Updated

Yemen is holding 85 detainees suspected of links to Usama bin Laden's Al Qaeda terror network, the country's state-run news agency reported Thursday.

The SABA news agency quoted an unnamed security source who said some of those being held are also suspected of links to the Yemeni Islamic Jihad movement. The source said the suspects were being questioned and that some of them are accused of carrying out illegal acts. The report did not elaborate.

A team of Yemeni officials returned from Guantanamo Bay, Cuba, on Wednesday after interviewing 69 Yemenis who are among hundreds of suspected Al Qaeda and Taliban fighters being held at a U.S. military facility there, the 26 September newspaper reported Thursday.

There were no further details and team members were not immediately available for comment.

On Wednesday, the leader of the Islamic opposition party, Sheik Abdullah al-Ahmar, said in an interview with the pan-Arab newspaper Al Hayat, that detainees in Yemen numbered hundreds or maybe thousands.

But al-Ahmar was also quoted as saying that there were no terrorist groups in Yemen linked to Al Qaeda "because we are a society that condemns terrorism and rejects extremism."

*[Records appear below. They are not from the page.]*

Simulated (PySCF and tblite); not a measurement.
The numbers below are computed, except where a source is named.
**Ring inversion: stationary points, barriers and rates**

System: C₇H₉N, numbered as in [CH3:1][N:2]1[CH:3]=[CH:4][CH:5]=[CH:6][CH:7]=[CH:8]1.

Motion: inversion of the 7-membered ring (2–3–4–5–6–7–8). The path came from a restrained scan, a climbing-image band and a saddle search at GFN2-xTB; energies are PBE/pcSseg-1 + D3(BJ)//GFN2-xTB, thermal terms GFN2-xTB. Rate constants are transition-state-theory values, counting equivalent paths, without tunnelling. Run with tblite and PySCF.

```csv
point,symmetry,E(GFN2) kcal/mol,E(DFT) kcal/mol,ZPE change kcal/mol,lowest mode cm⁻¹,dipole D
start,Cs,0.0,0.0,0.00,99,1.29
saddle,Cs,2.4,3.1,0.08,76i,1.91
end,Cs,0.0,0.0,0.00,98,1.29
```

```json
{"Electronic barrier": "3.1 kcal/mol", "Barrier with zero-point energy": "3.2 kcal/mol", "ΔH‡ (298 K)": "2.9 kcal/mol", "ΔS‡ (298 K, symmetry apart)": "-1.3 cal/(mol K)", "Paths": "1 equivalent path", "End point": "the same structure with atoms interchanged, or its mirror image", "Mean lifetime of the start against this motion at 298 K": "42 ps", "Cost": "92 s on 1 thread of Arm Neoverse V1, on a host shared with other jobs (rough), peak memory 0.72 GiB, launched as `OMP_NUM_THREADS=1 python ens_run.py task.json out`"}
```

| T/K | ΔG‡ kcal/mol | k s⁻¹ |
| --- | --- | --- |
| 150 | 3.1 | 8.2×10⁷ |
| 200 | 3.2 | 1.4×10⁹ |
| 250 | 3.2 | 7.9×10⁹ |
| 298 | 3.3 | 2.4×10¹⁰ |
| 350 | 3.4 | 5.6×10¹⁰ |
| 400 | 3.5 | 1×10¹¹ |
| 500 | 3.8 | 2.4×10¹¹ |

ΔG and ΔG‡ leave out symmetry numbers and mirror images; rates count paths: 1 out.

Yemen is thought to be the home of hundreds of Arabs who fought against the Soviets in Afghanistan and then returned to the poor and lawless nation on the southern tip of the Arabian Peninsula.

The United States has tried to get Yemen to cooperate on anti-terrorism since the USS Cole was bombed in the Yemeni port of Aden, killing 17 American sailors in October 2000.

Yemen committed itself to joining the war on terrorism following the Sept. 11 attacks and has allowed U.S. forces to enter the country and train its military.